Jodi Picoult: Hollow Bones
Event Description
Ladybird Books and Charleston Music Hall are proud to host #1 New York Times bestselling author Jodi Picoult on Tuesday, September 29th to celebrate her 30th novel, Hollow Bones. Picoult is known for her vivid characters and exploration of the human experience, and her latest book is no exception. Set to publish on September 15, Hollow Bones is “a riveting novel about the risks we take to protect the ones we love in a world where crisis is always just around the corner.”
All tickets include a SIGNED copy of Hollow Bones and a professional photo with the author. The author will not be personalizing copies at the event.
ABOUT THE BOOK:
From the #1 New York Times bestselling author of By Any Other Name comes a riveting novel about the risks we take to protect the ones we love in a world where crisis is always just around the corner.
On September 11, 2001, when Molly Fitzgerald was only two months old, her mother went to an appointment at the World Trade Center and never came home. Her father and the stepmother who raised her couldn’t have loved her more, but she still grew up with a healthy dread of disasters.
Now an adult, she runs the Rhode Island Department for Emergency Preparedness, mapping out ways to save lives during storms, epidemics, and airplane crashes. She and her husband, Jesse—a police polygraph expert with his own history of crisis—have found a love that is a solace in a dangerous world. But then the unexpected upends their new marriage, leading them both to question everything they thought they knew.
Moving between past and present, Hollow Bones is an epic story of the lies we tell ourselves as we write the narratives of our lives, the plans we design to protect ourselves at the worst moments, and the ties that bind mothers and daughters.
Jodi Picoult Bio
Jodi Picoult is the #1 New York Times bestselling author of twenty-nine novels, renowned for combining richly drawn characters with timely and thought-provoking themes. Her 30th novel, HOLLOW BONES, will publish on September 15, 2026. Her books, including Mad Honey (co-written with Jennifer Finney Boylan), Wish You Were Here, The Book of Two Ways, A Spark of Light, Small Great Things, Leaving Time, and My Sister’s Keeper, have been translated widely and have reached millions of readers around the world. She has also co-authored two young adult novels, Between the Lines and Off the Page, with her daughter Samantha van Leer.
Picoult’s work is celebrated not only for its emotional depth and meticulous research but also for tackling complex moral and ethical issues with nuance and compassion. Whether writing about reproductive rights, racism, school shootings, or end-of-life choices, she invites readers into intimate, often controversial spaces that challenge assumptions and spark conversation.
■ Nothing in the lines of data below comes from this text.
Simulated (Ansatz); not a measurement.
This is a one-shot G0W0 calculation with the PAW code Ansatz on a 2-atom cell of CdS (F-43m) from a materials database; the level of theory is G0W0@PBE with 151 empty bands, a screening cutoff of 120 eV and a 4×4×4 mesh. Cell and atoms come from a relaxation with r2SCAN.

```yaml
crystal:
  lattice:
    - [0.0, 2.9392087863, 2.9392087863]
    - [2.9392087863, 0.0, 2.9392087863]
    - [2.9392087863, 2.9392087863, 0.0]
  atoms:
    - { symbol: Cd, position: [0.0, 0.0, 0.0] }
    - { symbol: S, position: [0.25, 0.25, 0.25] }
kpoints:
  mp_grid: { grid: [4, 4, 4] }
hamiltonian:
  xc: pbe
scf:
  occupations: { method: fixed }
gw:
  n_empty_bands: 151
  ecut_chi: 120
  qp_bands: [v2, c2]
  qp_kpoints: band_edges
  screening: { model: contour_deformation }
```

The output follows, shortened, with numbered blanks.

In addition to her literary achievements, Picoult is a passionate and vocal advocate for intellectual freedom and the freedom to read. She has emerged as one of our nation’s most outspoken opponents of book banning, working with organizations such as PEN Americaand Unite Against Book Bans to defend the right to read. Her essays and speeches on the subject have resonated with educators, librarians, and readers nationwide.
Ladybird Books Bio
Ladybird Books opened in October 2025 and is a Charleston-based independent bookstore that curates with consideration, compassion, and curiosity. Every shelf is built with a point of view, celebrating voice, place, community, and the complicated, magnificent work of being human. From contemporary Southern fiction and nonfiction to memoirs that break you open and cookbooks that carry culture, Ladybird is a living ode to story, how it shapes us, saves us, and stitches us together.
Warm and inviting, Ladybird hosts everything from readings and workshops to lively conversations, gathering good people from here and everywhere. Rooted in the South, Ladybird reaches for the whole world. Here you’ll find Imani Perry next to Flannery O’Connor, sociologists next to storytellers, modern spiritual guides alongside voices from the kitchen table. Some sections ask what the South holds. Others ask what you hold sacred. All invite the questions that keep us curious, open, and coming back for more.